NEXT STOP delves into the themes of solitude and alienation through the subway systems beneath our cities. Metaphorically, it is a reflection of and commentary on the dehumanizing effects of living in late capitalism.
According to studies, we are the loneliest society in history. This is a direct result of the lifestyle created by post-globalization, which deprives us of physical and emotional human contact and fuels our growing sense of isolation, alienation, and depression.
As a space where thousands of people cross paths each day without interacting, where crowds of anonymous faces flow by in never-ending streams, underground transportation networks are a living symbol of the contemporary human experience.
In the words of Marc Augè, subway systems and other non-places create “a collectivity without festival and solitude without isolation.”
Although the photographs are shot in specific cities—Barcelona, Paris, Rome, and others—each image could be anywhere, simultaneously depicting both everywhere and nowhere due to the unreal nature of our post-global spaces.
In StairMaze, a photo collage creates a labyrinth of endless escalators peppered with people facing different directions.
In 289 Steps, stop motion photography carries the viewer backwards through a busy corridor. White noise, human voices, wind chimes and repetitive chords intermingle in a hypnotic underground soundscape.
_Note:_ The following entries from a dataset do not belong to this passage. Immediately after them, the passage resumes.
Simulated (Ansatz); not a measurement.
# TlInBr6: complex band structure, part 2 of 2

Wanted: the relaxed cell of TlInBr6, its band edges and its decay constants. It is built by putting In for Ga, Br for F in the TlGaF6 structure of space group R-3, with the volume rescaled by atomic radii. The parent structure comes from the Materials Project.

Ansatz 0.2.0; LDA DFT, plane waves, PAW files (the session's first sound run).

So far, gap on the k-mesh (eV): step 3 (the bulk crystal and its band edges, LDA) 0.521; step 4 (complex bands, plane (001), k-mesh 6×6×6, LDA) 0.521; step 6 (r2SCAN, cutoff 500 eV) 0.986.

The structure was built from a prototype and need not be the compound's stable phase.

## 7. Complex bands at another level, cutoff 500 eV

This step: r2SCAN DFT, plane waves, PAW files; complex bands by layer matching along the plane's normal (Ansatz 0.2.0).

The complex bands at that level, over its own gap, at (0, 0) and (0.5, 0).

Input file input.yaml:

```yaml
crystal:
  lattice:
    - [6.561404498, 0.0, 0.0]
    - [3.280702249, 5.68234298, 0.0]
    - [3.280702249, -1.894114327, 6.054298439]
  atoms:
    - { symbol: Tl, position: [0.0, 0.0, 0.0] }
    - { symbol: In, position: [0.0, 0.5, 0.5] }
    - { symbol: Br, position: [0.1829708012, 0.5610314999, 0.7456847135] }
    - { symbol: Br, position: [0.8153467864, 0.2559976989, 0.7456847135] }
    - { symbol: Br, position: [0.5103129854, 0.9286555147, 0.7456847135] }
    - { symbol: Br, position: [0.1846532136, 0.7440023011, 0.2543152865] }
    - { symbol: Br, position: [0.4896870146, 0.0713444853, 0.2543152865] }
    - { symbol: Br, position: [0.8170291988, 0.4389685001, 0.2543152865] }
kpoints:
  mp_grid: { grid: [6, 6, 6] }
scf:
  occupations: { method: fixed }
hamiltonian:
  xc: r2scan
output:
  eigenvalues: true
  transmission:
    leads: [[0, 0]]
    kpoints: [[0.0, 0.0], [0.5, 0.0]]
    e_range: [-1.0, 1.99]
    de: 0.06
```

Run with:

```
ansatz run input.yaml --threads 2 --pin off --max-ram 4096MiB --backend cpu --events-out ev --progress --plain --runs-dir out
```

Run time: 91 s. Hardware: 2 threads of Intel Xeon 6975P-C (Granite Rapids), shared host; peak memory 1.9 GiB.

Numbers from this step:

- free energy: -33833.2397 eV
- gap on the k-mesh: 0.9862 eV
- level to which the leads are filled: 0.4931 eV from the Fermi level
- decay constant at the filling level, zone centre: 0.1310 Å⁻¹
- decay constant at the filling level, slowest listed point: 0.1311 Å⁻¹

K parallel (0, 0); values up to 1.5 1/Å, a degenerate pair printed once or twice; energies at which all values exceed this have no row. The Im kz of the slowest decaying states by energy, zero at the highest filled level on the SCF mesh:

In these depictions, individual identities dissolve into the hurried crowds. Travelling on fixed paths, there is no freedom for self-expression or original behaviour. Humans devolve into anonymous automatons, destined or doomed to repeat the same journeys over and over and over in a perpetual cycle of alienation.
The project has been presented in various formats and contexts: as a zine created and published in collaboration with Elisava, Barcelona, in 2025; exhibited at El Saló, Can Basté, Barcelona, in 2024; and also shortlisted by Snapp Collective the same year.